Some Thoughts from Outgoing ArtSage
Executive Director Tammy Hauser
BLUE SKY THINKING : ARTS, CULTURE & ENTERTAINMENT CONSULTANTS
As Executive Director Tammy Hauser prepares to leave ArtSage June 30 to continue work with Blue Sky Thinking, her consulting firm for nonprofit arts, culture and entertainment clients, she reflects on a few of the changes over the past three years:
When Pat Samples, co-founder of the MN Creative Arts and Aging Network (MNCAAN) called me in 2012 to create a business plan, I could not foresee the impact that this small grassroots organization would have on the field three years later. Who knew that a call for a business plan would launch a creative aging movement?
We began the change process with an organizational audit and conducted interviews with clients, colleagues, funders and local and national experts. As we began to understand the ecology, players, and programs in the field of arts and aging, we realized that what was lacking in Minnesota was an umbrella organization that could connect people working in arts and aging, convene them so that they might to learn from each other—and seed a movement of shared best practices.
ArtSage could catalyze the arts and aging community, developing high-quality arts programming that would increase the number of trained teaching artists delivering arts experiences to older adults and expanding the desire for that programming—at senior housing, care facilities and community organizations serving older adults. We envisioned our new role as systems-wide change agent rather than simply a competing program provider.
We came up with a new name, ArtSage, created a beautiful logo, branding templates, website, and language to describe who we were and what we wanted to do, and we worked to maintain this new brand identity across all communications and marketing channels.
With generous funding from two key partners, the Minnesota State Arts Board and Aroha Philanthropies, we were able to launch a three-year Teaching Artist Training Initiative that also served arts organization teams, and included community engagement workshops we called “Intro to Arts & Aging.” Aroha Philanthropies also provided operating support, which paid for our consulting fees as a virtual management team for the newly relaunched nonprofit.

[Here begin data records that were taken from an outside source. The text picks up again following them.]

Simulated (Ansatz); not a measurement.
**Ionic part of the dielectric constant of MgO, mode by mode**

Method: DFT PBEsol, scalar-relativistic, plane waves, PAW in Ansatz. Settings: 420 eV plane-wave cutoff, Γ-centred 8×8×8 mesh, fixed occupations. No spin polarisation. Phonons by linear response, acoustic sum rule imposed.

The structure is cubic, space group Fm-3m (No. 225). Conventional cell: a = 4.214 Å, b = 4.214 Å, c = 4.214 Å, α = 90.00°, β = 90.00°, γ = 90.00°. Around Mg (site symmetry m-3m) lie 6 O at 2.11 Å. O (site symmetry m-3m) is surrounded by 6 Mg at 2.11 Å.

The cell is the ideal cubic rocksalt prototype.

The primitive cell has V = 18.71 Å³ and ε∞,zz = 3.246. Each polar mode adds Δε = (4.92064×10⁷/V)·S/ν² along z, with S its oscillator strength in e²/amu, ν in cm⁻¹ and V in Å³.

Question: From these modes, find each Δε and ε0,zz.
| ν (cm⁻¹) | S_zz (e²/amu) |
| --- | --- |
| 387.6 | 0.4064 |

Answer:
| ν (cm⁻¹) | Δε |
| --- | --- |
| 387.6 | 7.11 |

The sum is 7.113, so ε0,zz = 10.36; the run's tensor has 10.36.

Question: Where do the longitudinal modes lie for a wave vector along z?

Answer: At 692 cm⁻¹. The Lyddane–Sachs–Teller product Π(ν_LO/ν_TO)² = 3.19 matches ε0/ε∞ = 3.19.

As our training became better known, ArtSage became a nationally-recognized leader in the arts and aging field. All of our training is based on an interdisciplinary model that uses all modes of learning (sensory, kinetic, experiential and memory-based). There is no other program like it, which also combines mentorship, in-person and online training, self-guided workbook, a Showcase marketing opportunity for artists, plus site visits and teaching practicums.
In addition to raising more than $677,000 to support arts and aging development in Minnesota over the past three years, Blue Sky Thinking team members and ArtSage presenters have also:
- Trained 106 teaching artists
- Trained 24 arts organizations
- Delivered 10 Intro to Aging Workshops serving 1,000 people across Minnesota
- Hosted 2 Annual Arts & Aging Conferences
- Found, hired & managed 25 contractors, trainers and presenters
- Recreated a Membership program, growing it to 80+
- Rebranded MNCAAN to ArtSage, including name, logo, website, graphics, and all communications and marketing materials
- Developed all ArtSage financial, operational systems and processes
- Grown the ArtSage database from 700 to 7,500 contacts
- Issued 7 Newsletters & 9 Issues Briefs
- Produced 2 ArtSage videos
- Created branded program brochures and marketing pieces
- Represented ArtSage at 7 state and national conferences
As I look back over our accomplishments of the past three years, I must thank all of the wonderful artists who embraced the ArtSage ideal of healthy aging through the arts: Jeanie Brindley-Barnett of MacPhail Center for Music, who became Lead Mentor and helped to develop the training program and our workshops in collaboration with several other key mentors and partners: Andrea Lewandoski, Joey Clark, Maria Genné, Jeanne Bayer, and Jane Tygesson. Over the years, additional teaching artists, mentors, arts partners, and experts joined us: Zoë Bird, Heather Bunch, Sandra Menefee Taylor, Michèle Coppin, Jim Tift, Parker Genné, Iris Shiraishi, Lucy Rose Fisher, the Alzheimer’s Poetry Project-MN, and Kairos ALIVE!, among others.
We’ve had wonderful collaborators from the national stage as well: Susan Perlstein of the National Center for Creative Aging and Elders Share the Arts, Maura O’Malley of Lifetime Arts, Gary Glazner of the Alzheimer’s Poetry Project, Anne Basting of TimeSlips, Stuart Kandell of Stagebridge Senior Theatre, Tim Carpenter of EngAGE, and Jorge Merced of Pregones Theater, to name just a few.
Huge thanks are due to Megan Buchanan, Erin Hart, and Claire Chamberlin, for helping me to manage ArtSage through many program developments and changes over the past three years.
As we turn the page on June 30, I’m sad to say goodbye to ArtSage, but excited for its next phase and grateful to have played a part in its success.